Thanks for your comment.

You are right, asyncio and aiohttp is a great combination. I've used them both before. Though aiohttp cost less memory than requests, aiohttp does't support https proxy. This is the only one that isn't so perfect.

Besides , asyncio is something the same as concurrency of celery. I will have a test which one will have a better performance.

Thanks for your comment again.

Did I read that right? "it's necessary to deploy docker clusters to maximize performance of your machine" to get the performance out of a single system?
I had the same initial thought too - but he said he's creating a crawler that is meant to be distributed - in which case it's fine to use Docker since it makes the deployment on multiple machines simpler.
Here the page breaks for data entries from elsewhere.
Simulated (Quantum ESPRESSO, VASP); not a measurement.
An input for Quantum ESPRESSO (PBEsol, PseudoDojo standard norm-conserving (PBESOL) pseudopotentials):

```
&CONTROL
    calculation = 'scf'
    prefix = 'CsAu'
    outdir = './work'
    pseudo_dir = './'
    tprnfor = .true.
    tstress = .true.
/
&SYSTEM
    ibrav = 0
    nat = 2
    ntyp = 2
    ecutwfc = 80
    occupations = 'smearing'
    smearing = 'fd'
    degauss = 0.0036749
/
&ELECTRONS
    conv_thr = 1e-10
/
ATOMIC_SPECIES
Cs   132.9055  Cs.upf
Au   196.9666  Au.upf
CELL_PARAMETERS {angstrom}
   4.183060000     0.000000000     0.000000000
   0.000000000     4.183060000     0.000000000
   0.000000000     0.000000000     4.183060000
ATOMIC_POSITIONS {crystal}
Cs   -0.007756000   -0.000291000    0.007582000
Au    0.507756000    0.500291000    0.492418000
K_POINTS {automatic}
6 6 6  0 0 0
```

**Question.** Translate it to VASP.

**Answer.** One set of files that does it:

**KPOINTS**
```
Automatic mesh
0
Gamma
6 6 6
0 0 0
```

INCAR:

However that ram usage though...ugh

Is there really much overhead of wrapping processes in docker containers vs orchestrating them via a process manager? Since containers are basically a set of mounts and namespaces, what memory overhead do containerized processes incur that non-containerized processes do not? I am under the impression that a container does not add very much memory overhead itself; it's the process(es) inside the containers that add memory overhead. Please correct me if I'm wrong.
Didn't really mean Docker was the cause of the memory usage. I mean it might add a little overhead, but afaict the article's memory usage comes from the fact he's using a bunch of heavy python libraries making each process come to about 300mb and running 40 workers.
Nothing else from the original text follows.